If you live in a neighborhood with a lot of dogs, then you’ve probably noticed at least one house that seems to always have a dog posted in the window. When you pass by, they may stare you down as though they are seething from some internal conflict. If the dog is having a particularly bad day, it may bark or lunge in a frenzy at you as you pass by, leaving you a little shaken up or wondering if the dog is okay.
Your own dog might sit in the window from time to time, and you might encounter dogs that sit calmly in windows as you pass by. At first, the behavior is nothing to be concerned about. If your dog sits in the window all the time, every day, and isn’t paid much attention to, the behavior could become problematic. Here’s what you should know about dogs that sit by windows, and what you can do to keep your dog from becoming an aggressive window ornament.
The Root of the Behavior
Dogs that sit in the window do not originally do so out of aggression, nor is it likely that they do it as a display of dominance, as some people believe. There are several theories about why dogs sit in the window, and most of them have to do with the simple fact that looking out the window is stimulating. Though dogs do not rely on their sight as their primary sense, they can still see fairly clearly at distances of up to 20 feet. They can see other animals, pedestrians, cars, and anything going on right outside the window. All of these different happenings are exciting for your dog, and oftentimes, other behaviors arise as a result of this basic desire to interact with external stimuli.
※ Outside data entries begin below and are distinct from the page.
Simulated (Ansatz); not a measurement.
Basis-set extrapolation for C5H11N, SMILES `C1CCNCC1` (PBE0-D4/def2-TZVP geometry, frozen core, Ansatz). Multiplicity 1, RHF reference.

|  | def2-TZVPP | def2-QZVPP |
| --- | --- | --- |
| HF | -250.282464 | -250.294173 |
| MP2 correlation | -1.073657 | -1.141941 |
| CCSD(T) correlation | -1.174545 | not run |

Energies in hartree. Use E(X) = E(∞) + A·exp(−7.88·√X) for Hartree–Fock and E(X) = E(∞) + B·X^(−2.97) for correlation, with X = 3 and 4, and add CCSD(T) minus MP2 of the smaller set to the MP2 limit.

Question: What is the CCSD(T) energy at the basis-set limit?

The most common behavioral problem to arise as a result of dogs sitting in the window is barking. There may be several different reasons behind a dog barking at the window, but the most common is that your dog feels compelled to alert you to something going on outside. This is an umbrella explanation for behaviors like barking at the mailman, barking when someone comes home, or barking during severe weather. If you routinely yell at your dog to quiet down, you may accidentally be contributing to your dog’s barking! Your dog most likely sees yelling as your way of barking along too, and this will further encourage him to bark at things going on outside.
Windows provide a barrier to the outside world, and this barrier can turn calm, observant dogs into pent-up, frustrated barkers. Although the outside world is stimulating, dogs can feel frustrated or anxious when they discover that they aren’t able to get outside and play. Watching other dogs go for walks or seeing another animal outside can be extremely frustrating for dogs that are stuck behind the glass window. This feeling is referred to as barrier frustration. Though it may start from something as innocent as looking through the window, the frustration of not being able to play with something outside could build up until your dog constantly feels angry and becomes aggressive.
Encouraging the Behavior
It is okay to let your dog look out the window from time to time, provided that they have an outlet for their energy. Your dog won’t become a raging barker overnight, but after several weeks or months of repeatedly experiencing barrier frustration, your dog may start to become more aggressive towards strangers and external stimuli. In order to prevent this, try limiting the time that your dog gets to spend in the window, or find a way to prevent your dog from looking around outside. This won’t make your dog feel cramped. In fact, it will remove a significant amount of stress from your dog’s life. Focus on rewarding your dog for playing with toys inside and create a home environment that is just as fun and interesting as whatever could be going on outside.
Once barrier frustration has become ingrained in your dog’s character, training it out of them could prove difficult. Depending on how the behavior has caused barrier frustration, you may spend weeks or months teaching your dog not to be frustrated at external stimuli. Reward your dog for remaining calm and not barking at passing strangers. If you notice that your dog is staring out the window in a tense and unrelaxed manner, try calming him down and then rewarding him for finding another activity to engage in. Over time, you will begin to undo the long-term effects of barrier frustration and show your dog that there is no need to be frustrated.
Other Solutions and Considerations
Barrier frustration is not limited to dogs who sit by windows. Another common manifestation of this phenomenon is “chain rage,” which happens to dogs who are chained to a leash outside all day. You may even see this behavior in dogs who are outside and surrounded by a chain-link fence. They can see you, but they are unable to interact with you. In all of these cases, the desire to play and interact with objects out of their reach leads to frustration, and eventually, rage. This behavior can complicate other behavioral issues, as well. Dogs who suffer from barrier frustration tend to experience an overwhelming amount of stress and may start to act out in other ways in order to dispel their stress.
You and your dog might both enjoy staring out the window. Just remember that your dog might be getting a little too into it, at times. Try not to give your dog the window seat when he will be left alone, unsupervised for long stretches of time. You are the most interesting and exciting part of their day, so make sure that you set them up for a healthy and engaging day even when you aren’t able to be there.